Ultracold Molecules for Quantum Simulation

Which methods are used for cooling molecules down to microkelvin temperatures? What is the difference between classical computer and a quantum one? Professor of Physics at Harvard University John Doyle explains how to use coupled moleculs in quantum computation.

There is an entirely different way of thinking about computation and that is from my quantum-mechanical perspective, not classical anymore but quantum-mechanical. And it was shown fairly recently about 15-20 years ago that there are certain kinds of problems that you can approach using a quantum computer that you can’t approach using a classical computer. So there’s, for example, trying to optimize a path that a traveling salesman takes starting off in one city and he has to visit many of these different cities until he gets to a final city. The question is which path does he take, he or she take to minimize the amount of time that is spent on the trip? And that turned out to be a very hard problem that computational complexity, the amount of time it takes to compute that goes up very, very quickly given as a function of the number of cities involved.

Research is going in the following direction, where I can take these molecules and I simply put them next to each other and that naturally couples them. The way that they’re coupled is through the electric dipole moment. So here’s an electric dipole and it has an electric field like so, here’s another electric dipole that has an electric field and these fields interact and so that means there’s an energy difference between states.

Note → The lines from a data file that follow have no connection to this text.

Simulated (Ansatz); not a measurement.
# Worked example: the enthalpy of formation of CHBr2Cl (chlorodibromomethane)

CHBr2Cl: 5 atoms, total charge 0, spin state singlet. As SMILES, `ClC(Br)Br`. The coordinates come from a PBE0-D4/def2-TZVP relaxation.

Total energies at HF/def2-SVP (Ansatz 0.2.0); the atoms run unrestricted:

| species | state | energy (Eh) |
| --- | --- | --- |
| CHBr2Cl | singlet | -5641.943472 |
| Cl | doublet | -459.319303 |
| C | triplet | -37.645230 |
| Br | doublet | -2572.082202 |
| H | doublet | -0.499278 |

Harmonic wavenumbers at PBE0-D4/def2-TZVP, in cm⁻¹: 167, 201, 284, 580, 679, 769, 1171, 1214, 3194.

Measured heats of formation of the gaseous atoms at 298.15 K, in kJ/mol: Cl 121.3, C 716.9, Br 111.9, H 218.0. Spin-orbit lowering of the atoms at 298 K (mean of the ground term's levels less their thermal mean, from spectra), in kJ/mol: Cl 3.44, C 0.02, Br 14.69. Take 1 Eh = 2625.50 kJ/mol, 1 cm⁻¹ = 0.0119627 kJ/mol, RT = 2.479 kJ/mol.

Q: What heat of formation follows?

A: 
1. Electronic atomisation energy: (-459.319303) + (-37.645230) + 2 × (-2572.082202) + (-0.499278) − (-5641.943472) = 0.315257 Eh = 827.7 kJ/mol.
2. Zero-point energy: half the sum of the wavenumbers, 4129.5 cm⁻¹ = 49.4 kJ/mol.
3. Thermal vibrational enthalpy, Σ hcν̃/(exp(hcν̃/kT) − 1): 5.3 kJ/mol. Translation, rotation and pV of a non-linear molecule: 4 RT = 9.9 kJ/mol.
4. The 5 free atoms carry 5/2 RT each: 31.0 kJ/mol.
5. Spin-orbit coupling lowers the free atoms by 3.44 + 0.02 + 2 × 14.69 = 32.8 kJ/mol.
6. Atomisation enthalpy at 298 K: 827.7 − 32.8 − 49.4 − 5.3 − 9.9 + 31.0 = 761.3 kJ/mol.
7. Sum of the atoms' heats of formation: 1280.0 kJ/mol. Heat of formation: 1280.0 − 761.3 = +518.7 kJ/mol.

We take a very cold gas of helium, the helium gas collides with the molecule and that brings it down to, well, it sounds cold but it’s one kelvin. So one kelvin is minus two hundred and seventy three degrees Celsius. So we get the molecules around that temperature and now the question is how do we get them colder than that? And the work that’s being currently pursued is to laser cool them. We cool them to around one kelvin by scattering with helium and that works very well and now a number of groups including ours is trying to create a gas of molecules that are in the microkelvin temperature range. And we do that by instead of scattering helium, we scatter photons, we take a laser beam and shine a particular kind of laser light on the molecules and the molecules will absorb the laser light and then remit the laser light and that turns out to give the molecules a little kick and we can arrange things so that kick is always in the direction opposite the way they’re going. And this will lower their velocity, lower their kinetic energy and cool the molecules.